We use the Nobel Prize API to fetch laureate data in JSON format.
Purpose: This data seek to analyse the different parameter in the Nobel Prize API above. This capture Nobel Prize winner from 1975
url <- "http://api.nobelprize.org/v1/laureate.json"
nobelprz <- fromJSON(url)
names(nobelprz)
## [1] "laureates"
names(nobelprz$laureates)
## [1] "id" "firstname" "surname" "born"
## [5] "died" "bornCountry" "bornCountryCode" "bornCity"
## [9] "diedCountry" "diedCountryCode" "diedCity" "gender"
## [13] "prizes"
names(nobelprz$laureates$prizes[[1]])
## [1] "year" "category" "share" "motivation" "affiliations"
gender <- as.data.frame(table(nobelprz$laureates$gender), stringsAsFactors = FALSE)
ggplot(gender) + geom_bar(aes(Var1, Freq), stat = "identity", fill = "skyblue3") + theme_bw() + labs(x = "gender", y = "count", title = "All Nobel Prizes by Gender")
## Comparing the Nobel prizes won by Gender and their various categories
More male has won the nobel prize than female in all categories
cnt <- sapply(nobelprz$laureates$prizes, function(x) nrow(x))
prizes <- ldply(nobelprz$laureates$prizes, as.data.frame)
prizes$id <- rep(nobelprz$laureates$id, cnt)
prizes$gender <- rep(nobelprz$laureates$gender, cnt)
pg <- as.data.frame(table(prizes$category, prizes$gender), stringsAsFactors = FALSE)
ggplot(pg, aes(Var2, Freq)) + geom_bar(aes(fill = Var2), stat = "identity") + theme_bw() + facet_grid(. ~ Var1) + labs(x = "gender", y = "count", title = "All Nobel Prizes by Gender and Category") + scale_fill_manual(values = c("darkorange", "skyblue3", "grey"), name = NULL) + theme(axis.text.x = element_blank())

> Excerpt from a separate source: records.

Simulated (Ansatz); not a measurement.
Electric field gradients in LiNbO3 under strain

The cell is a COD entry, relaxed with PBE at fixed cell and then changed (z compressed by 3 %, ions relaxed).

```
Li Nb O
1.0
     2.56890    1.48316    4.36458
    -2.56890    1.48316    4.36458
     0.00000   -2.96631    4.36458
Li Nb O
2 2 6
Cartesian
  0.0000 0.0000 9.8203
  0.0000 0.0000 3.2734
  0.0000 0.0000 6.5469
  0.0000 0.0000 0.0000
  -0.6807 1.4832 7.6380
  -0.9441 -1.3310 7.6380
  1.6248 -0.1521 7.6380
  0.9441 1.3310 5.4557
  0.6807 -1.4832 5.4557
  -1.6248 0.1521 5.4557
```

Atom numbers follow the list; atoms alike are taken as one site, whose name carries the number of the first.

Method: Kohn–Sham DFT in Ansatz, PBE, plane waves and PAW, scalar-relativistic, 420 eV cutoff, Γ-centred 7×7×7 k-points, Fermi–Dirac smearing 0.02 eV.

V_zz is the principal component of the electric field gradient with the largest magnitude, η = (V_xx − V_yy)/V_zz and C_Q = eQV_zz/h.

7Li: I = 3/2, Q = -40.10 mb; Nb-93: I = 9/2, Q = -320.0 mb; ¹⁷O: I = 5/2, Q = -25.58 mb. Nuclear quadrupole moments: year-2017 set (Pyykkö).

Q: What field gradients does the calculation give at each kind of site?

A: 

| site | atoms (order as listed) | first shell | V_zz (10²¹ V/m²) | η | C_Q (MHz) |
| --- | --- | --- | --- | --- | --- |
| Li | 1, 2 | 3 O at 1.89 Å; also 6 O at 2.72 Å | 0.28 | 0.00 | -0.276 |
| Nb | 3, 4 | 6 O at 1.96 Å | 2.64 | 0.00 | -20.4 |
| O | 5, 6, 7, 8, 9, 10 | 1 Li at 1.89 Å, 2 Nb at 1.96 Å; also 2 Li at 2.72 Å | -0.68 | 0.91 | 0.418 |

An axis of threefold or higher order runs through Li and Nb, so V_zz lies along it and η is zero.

multi <- which(sapply(nobelprz$laureates$prizes, function(x) nrow(x)) > 1)
winners <- nobelprz$laureates[multi, c("firstname", "surname", "born", "bornCountry")]
print(kable(winners), type = "html", comment = FALSE, include.rownames = FALSE)
##
##
## | |firstname |surname |born |bornCountry |
## |:---|:-----------------------------------------------------------|:-------|:----------|:---------------------------|
## |6 |Marie |Curie |1867-11-07 |Russian Empire (now Poland) |
## |65 |John |Bardeen |1908-05-23 |USA |
## |213 |Linus |Pauling |1901-02-28 |USA |
## |218 |Frederick |Sanger |1918-08-13 |United Kingdom |
## |476 |International Committee of the Red Cross |NA |1863-00-00 |NA |
## |508 |Office of the United Nations High Commissioner for Refugees |NA |1950-12-14 |NA |
prizes$born <- rep(nobelprz$laureates$born, cnt)
prizes$age <- as.Date(paste(prizes$year, "12-31", sep = "-"), "%Y-%m-%d") - as.Date(prizes$born, "%Y-%m-%d")
ggplot(prizes[!is.na(prizes$category), ]) + geom_boxplot(aes(category, as.numeric(age) / 365), fill = "red") + theme_bw() + stat_summary(aes(category, as.numeric(age) / 365), fun.y = "median", geom = "point") + labs(x = "category", y = "age (years)", title = "Age Distribution of Nobel Laureates by Category")
## Warning: `fun.y` is deprecated. Use `fun` instead.
## Warning: Removed 39 rows containing non-finite values (stat_boxplot).
## Warning: Removed 39 rows containing non-finite values (stat_summary).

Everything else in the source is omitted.